Home OP-ED How Sour Are the Grapes, Tim?

How Sour Are the Grapes, Tim?

126
0
SHARE

You did not have to digest sappy Tim (I Love You, Jerry) Rutten’s apologia in Saturday’s Los Angeles Times to learn how the newspaper is going to cover the electrictrifying California races for governor and for Barbara Boxer’s U.S. Senate seat.

It goes like this:

Savage those disgustingly rich Republican girls and raise your banners high for their meritorious Democrat opponents, retread Jerry Brown, the lifelong oddball who always gets a pass because he is a liberal, and the foul-tempered midget, U.S. Sen. Barbara Boxer.

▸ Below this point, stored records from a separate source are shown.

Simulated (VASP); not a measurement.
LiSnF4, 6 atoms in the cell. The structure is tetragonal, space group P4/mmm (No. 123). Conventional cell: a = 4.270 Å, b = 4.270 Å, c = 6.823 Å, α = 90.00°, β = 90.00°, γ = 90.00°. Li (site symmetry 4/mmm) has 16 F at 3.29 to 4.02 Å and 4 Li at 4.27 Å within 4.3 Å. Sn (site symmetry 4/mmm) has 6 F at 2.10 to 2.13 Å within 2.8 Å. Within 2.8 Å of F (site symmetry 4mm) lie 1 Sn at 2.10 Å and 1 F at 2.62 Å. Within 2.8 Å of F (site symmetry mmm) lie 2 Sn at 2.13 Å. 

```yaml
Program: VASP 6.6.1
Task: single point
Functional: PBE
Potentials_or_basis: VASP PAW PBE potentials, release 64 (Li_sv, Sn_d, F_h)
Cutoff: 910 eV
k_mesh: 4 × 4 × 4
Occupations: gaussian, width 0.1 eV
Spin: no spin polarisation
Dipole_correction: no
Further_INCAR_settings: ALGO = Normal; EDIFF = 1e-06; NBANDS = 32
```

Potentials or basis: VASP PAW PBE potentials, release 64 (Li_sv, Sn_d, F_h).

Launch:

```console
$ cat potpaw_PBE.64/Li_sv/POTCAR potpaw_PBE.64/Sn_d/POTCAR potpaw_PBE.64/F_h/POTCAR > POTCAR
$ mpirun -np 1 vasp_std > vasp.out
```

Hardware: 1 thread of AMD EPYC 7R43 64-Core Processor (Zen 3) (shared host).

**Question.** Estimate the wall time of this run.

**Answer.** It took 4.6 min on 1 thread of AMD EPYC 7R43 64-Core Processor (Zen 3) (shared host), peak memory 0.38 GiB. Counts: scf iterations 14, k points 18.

Mr. Brown is 72 years old. He does not look a day over 90. Two years ago when U.S. Sen. John McCain ran for President against God, at 72, he was deemed too old, at least for a Republican.

Long before Primary Day on June 8, the Times was steadily trashing the Republican candidates Meg Whitman and Carly Fiorina because they are Republicans and because they were spending too darned much of their own personally accumulated wealth when, by thunder, everybody knows the lazy need it.

Sorry, Wrong Kind of Girls

Instead of acting like an honest purveyor of “feminisim” and saluting two brave businesswomen for deftly managing their private and professional lives, the Times disdained the women daily in their news columns, which, in liberal newspapers, have become indistinguishable from the op-ed section.

Why, the Times wondered slyly, were Ms. Fiorina and Ms. Whitman crassly trying to buy the state’s highest offices?

If they were truly patriotic, they would hold onto their wealth while the state legislature plots to separate them from their fortunes and re-distribute it to millions of lazy, unemployed Californians who loyally vote Democrat. It’s called socialism, girls. Don’t you get it?

As for Mr. Brown:

Around Primary Day two weeks ago, the chronically disingenuous Mr. Brown compared Ms. Whitman to a Nazi. (Imagine a Republican saying that of a lib.) For Mr. Brown, who was or is or may be again, a nice Catholic boy, such gutter insults roll off his slick tongue like spittle.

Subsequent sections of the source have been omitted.